Here’s how to really travel
Pretty much every person I know would travel the world if they could, yet there are still so many people who have never stepped foot outside of their home countries, or even home states. There are many reasons people don’t travel, but money, of course, is the main one. Traveling is really, REALLY, expensive. Not only do the expenses include flights, but there are also hotels to pay for, food, activities, local transportation, souvenirs, and countless other expenses that pile up very quickly and are sure to turn any sane person away from such a thing. But the reason so many people choose to pursue this pricey activity, even if it may mean making a few sacrifices, is because of what you get out of it.
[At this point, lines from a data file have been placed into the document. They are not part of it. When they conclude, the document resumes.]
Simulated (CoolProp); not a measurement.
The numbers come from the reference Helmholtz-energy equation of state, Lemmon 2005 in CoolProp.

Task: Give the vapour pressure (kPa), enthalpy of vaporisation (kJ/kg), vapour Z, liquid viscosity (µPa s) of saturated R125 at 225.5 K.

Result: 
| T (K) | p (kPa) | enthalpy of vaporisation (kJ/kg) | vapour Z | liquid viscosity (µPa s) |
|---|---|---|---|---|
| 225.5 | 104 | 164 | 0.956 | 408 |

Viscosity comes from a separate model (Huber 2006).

I have been fortunate enough to grow up traveling with my family, and I have truly been shaped by my experiences abroad — each place I’ve been, and every person I’ve met, has played a role in making me who I am today. I have learned countless lessons from traveling, but what I now realize is that there are two different ways to travel: one can travel as a way to briefly escape routine and relax in paradise while not straying far from the way they are used to living, or one can become immersed in local culture, choosing experience over comfort.
In my early traveling days, I always traveled as a tourist. My family stayed in comfortable hotels, participated in tours and activities, and spent only a few days in each location before moving on to the next city or town. There’s nothing wrong with traveling like this, and there’s no doubt that it can be a more comfortable way to travel, but how important is comfort, really? Since I’ve started to do more traveling independently, I’ve realized that there’s so much more to discover about the places I’ve been to that just can’t be discovered through this form of travel.
Recently, as I’ve stopped traveling so much with my parents, and started to travel more on my own and with friends, I have begun to chip away at the many barriers that prevent a traveler from really experiencing the culture they’re is in. Some of the ways I’ve done this are by staying with local families rather than staying in hotels, getting to know the history and culture of the area I’m in, and generally attempting to be less of a ‘tourist.’
The experiences you gain while traveling with this mindset are entirely different than those you gain as a tourist. When you travel without any expectations for how your experience will turn out, you learn many important lessons along your way. You learn how small our world really is, and how similar we all are — it’s not too difficult to form a meaningful bond with someone from the other side of the world, even if language is a barrier. You learn how to be curious and step out of your comfort zone, a lesson that is important no matter where you are in life. You learn how to be independent, while still meeting incredible people of all different backgrounds. You learn that sticking to a strict plan isn’t everything, and going with the flow of things can sometimes lead to better experiences than research and planning can. You learn a deep sense of appreciation. Appreciation for the ability to travel, appreciation for all the things we take for granted, appreciation for the beauty of living simply, appreciation for other cultures and traditions, and appreciation for this beautiful earth we all call home.
The experiences we gain and lessons we learn from traveling not as tourists, but as people, ready to learn and appreciate all that the world has to offer us, are endlessly meaningful, and will stay with us throughout life. That’s why it is incredibly important, in my opinion, to travel without expectations of what we will find at the destination, and always carry our experiences with us in life. The ability to travel is certainly a privilege, but it is one that I hope all young wanderlust-obsessed travelers-at-heart are able to learn from at some point in their lives, because the lessons we learn from traveling are far greater than any lesson we could learn in the classroom.